- Cheapism.com has compiled a list of off-the-beaten-path pizza shops that don’t look like much but still exceed culinary expectations.
- The list includes a pizza joint where you can also get your laundry done and another that sells bait and tackle along with a tasty meat-lovers pie.
We are living in the age of “dining experiences,” but sometimes the best experience is the bare-bones kind. For foodies who crave good pizza over ambience, Cheapism.com has listed the “Best Hole-in-the-Wall Pizza Joints Across America.”
As Cheapism’s writers note, “It pays to travel off the beaten path when you’re searching for a good meal, even if it takes you to a strip mall in the middle of nowhere or a restaurant that only has two tables and a walk-up window.”
To compile their list, Cheapism looked for “under-the-radar pizza joints that may not typically grab national headlines due to their low-key nature” but still get rave reviews online.
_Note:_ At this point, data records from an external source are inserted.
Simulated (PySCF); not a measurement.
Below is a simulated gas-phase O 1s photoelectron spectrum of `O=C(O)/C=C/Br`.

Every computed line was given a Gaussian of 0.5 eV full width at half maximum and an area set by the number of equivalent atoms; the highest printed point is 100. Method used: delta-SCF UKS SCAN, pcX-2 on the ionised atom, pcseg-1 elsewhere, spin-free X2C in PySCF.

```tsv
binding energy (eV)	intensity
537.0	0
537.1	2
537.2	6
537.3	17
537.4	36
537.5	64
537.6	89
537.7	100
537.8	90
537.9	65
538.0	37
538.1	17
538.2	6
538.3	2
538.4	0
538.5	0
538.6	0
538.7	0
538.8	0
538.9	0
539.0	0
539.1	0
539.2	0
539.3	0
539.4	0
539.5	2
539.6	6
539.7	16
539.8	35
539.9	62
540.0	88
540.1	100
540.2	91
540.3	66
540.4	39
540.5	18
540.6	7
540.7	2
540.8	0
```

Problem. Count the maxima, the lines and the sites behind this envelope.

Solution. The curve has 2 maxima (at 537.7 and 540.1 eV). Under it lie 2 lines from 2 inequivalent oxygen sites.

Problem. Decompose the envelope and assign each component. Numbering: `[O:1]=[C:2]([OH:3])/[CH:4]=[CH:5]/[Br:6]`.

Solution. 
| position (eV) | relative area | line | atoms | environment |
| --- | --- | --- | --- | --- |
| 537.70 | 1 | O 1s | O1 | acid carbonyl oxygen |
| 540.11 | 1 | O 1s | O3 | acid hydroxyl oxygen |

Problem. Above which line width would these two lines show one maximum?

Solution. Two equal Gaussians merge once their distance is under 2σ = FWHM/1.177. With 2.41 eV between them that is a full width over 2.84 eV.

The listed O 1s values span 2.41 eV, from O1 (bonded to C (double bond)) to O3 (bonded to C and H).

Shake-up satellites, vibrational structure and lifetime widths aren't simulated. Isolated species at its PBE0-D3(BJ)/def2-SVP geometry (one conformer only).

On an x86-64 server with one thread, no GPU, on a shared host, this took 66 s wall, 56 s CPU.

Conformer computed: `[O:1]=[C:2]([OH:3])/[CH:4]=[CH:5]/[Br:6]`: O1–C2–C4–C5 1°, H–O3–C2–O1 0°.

Among the treasures were Hup’s Pizza in Milwaukee, described as “no more than a little roadside shack” on the city’s north side with a waiting area that’s “about the size of a phone booth.” Even so, “fans say the thin-crust, square-cut pies are worth any inconvenience.”
Further south, you’ll find Mantachie Pizza & Subs, which has thrived for 18 years in Mantachie, Mississippi, with, as one food blogger notes, “a menu selection that could rival the major restaurants.” Mantachie is a town of just around 1,100 people, but Mantachie Pizza & Subs’ boasts a Facebook following of 1,677.
And if those spots sound too fancy for your taste, you can always make the journey to Sundance, Wyoming, near Devil’s Tower. There, you’ll discover Cowgirl Pizza & Laundromat, where customers can do their laundry on one side of the building while digging into a meat-lovers pie from the kitchen on the other side. Or try Cranky Hank’s in Dowagiac, Michigan, which also peddles fishing bait and tackle, or the 51-year-old Deano’s Pizza in Lafayette, Louisiana, home of the Cajun Samurai pizza, featuring a crispy cracker-thin crust topped with fried shrimp, chow mein noodles, green onions and a “zesty yum-yum sauce.”
Some of Cheapism’s hidden gems aren’t so hidden. In San Francisco, All Good Pizza serves up Neapolitan-style pies from a food trailer, and diners enjoy their feasts on picnic tables in a parking lot covered in wood chips. And if the urge hits you mid-meal, you can relieve yourself in the nearby porta-potties. But don’t get the wrong idea: media outlets like the San Francisco Chronicle, Eater and Thrillist have all sung the praises of All Good Pizza.